The finding, published in Nature on 15 July, opens the door to identifying other molecules floating in interstellar space. “As far as I'm concerned this is the scientific paper of the year,” says Harry Kroto, the British chemist who shared the 1996 Nobel Prize in Chemistry for the discovery of buckminsterfullerene with colleagues Robert Curl and Richard Smalley.

Buckyballs in space

Ever since buckyballs were accidentally discovered in 1985 during experiments designed to simulate conditions in gas flowing out of ageing, carbon-rich stars, scientists have hoped to find them in space, says John Maier, a chemist at the University of Basel in Switzerland and an author of the latest report.

It was not until 2010 that NASA’s Spitzer infrared space telescope first spotted buckyballs in remnants of a white-dwarf star. But in 1993, Maier’s team had already measured the wavelengths of light that buckyballs absorbed when encased in an unreactive frozen solid, and astrophysicists had quickly found a tentative match to DIB patterns in the cosmos.

Yet without knowing how gaseous buckyballs behave in space-like conditions, no one could claim a definitive match.

Maier’s team analysed that behaviour by measuring the light-absorption of buckyballs at a temperature of near-absolute zero and in an extremely high vacuum, achieved by trapping the ions using electric fields, in a buffer of neutral helium gas. “It was so technically challenging to create conditions such as in interstellar space that it took 20 years of experimental development,” says Maier.

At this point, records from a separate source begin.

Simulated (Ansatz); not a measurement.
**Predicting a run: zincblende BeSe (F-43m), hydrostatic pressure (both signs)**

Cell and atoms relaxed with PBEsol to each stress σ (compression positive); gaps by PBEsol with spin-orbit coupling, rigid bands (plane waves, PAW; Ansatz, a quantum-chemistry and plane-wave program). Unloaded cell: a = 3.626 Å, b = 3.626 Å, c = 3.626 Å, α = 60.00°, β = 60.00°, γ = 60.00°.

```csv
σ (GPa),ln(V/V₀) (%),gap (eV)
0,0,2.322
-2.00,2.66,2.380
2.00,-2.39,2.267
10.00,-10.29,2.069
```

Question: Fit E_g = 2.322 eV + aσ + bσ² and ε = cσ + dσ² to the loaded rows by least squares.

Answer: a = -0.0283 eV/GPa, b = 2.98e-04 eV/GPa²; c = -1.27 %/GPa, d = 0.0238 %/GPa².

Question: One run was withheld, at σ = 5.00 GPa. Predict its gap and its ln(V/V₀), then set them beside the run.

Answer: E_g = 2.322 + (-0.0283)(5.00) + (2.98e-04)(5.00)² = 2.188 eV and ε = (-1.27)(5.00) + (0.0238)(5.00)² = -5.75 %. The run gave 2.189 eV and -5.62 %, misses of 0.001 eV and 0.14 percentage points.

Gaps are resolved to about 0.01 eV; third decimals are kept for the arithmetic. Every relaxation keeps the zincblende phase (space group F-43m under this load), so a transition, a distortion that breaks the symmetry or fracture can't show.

“Assuming the identification holds up, this is a tremendous victory,” says Ben McCall, an astronomer at the University of Illinois at Urbana-Champaign, who cautions that further astronomical measurements of DIBs are needed to prove beyond doubt that they exactly match the patterns seen in Maier’s lab work.

It is “certainly now appealing”, says Maier, that other DIBs are buckyball-related molecules, perhaps bonded with metals and other elements. But he adds that laboratory verification of this would be extremely demanding. “I would probably need another life to accomplish this,” he says. “But maybe a few youngsters somewhere in the world will take this up.”

Finding buckyballs in interstellar space shows that they are more abundant than previously thought, says Kroto. And the study suggests buckyballs can remain intact for millions of years and travel over great distances between the stars, adds McCall. "It's enormously exciting to think that such huge gas phase molecules could be ubiquitous throughout the interstellar medium of our galaxy!" he says.